ASKAP, MeerKAT and ATCA images of the Pulsar Wind Nebula, Thunder. From Lazarevic et al. 2026.

Lazarevic et al. report the discovery of a bow-shock pulsar wind nebula (PWN), dubbed Thunder, powered by the radio pulsar PSR J1631−4722 and projected within the Galactic supernova remnant (SNR) G336.7+0.5 (Nimbus). The system was first identified ASKAP observations for the Evolutionary Map of the Universe (EMU) survey and further characterised using MeerKAT Galactic Plane Survey data and follow-up ATCA observations at 5.5 and 9 GHz. The pulsar has a spin period of P = 118.7 ms and a characteristic age of ~34,000 years.  These properties indicate that PSR J1631−4722 is sufficiently energetic to power the observed PWN. The confined morphology of the nebula suggests that Thunder belongs to the small but growing class of bow-shock PWNe produced by supersonic pulsars moving through the inter-stellar medium.

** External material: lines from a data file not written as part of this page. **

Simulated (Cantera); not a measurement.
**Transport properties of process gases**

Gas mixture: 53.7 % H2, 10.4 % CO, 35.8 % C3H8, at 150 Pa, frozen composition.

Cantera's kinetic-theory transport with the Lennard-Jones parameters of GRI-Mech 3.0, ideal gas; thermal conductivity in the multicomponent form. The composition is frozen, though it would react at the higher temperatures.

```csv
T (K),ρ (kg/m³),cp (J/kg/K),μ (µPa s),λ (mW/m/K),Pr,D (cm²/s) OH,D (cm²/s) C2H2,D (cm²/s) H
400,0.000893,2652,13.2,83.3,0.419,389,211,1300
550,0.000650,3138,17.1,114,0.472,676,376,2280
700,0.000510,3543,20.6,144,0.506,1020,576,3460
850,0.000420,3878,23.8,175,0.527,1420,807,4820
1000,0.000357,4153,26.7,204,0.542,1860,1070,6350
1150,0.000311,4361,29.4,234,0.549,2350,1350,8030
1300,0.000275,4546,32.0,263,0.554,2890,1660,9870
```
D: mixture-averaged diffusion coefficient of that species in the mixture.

Radio continuum images of the Pulsar Wind Nebula “Thunder” are shown above. Panels show (a) ASKAP 944 MHz, (b) MeerKAT 1284 MHz, (c) ASKAP 1367 MHz, (d) ATCA 5500 MHz, (e) ATCA 9000 MHz, (f) ATCA 9000 MHz. All images were produced using Briggs weighting with robust parameter of −0.5, except panel (f) where robust of −2 was used, to obtain the smallest angular resolution. The synthesised beam for each observation is shown as a white ellipse in the lower-left corner. The position of PSR J1631−4722, as inferred from pulsar timing, is indicated by the black cross. The apparent offset between the timing position and the radio peak is likely to be due to the fact that young pulsars such as PSR J1631−4722 display strong timing noise on timescales from months to years, which can make it difficult to obtain a reliable timing position with a relatively short observing baseline.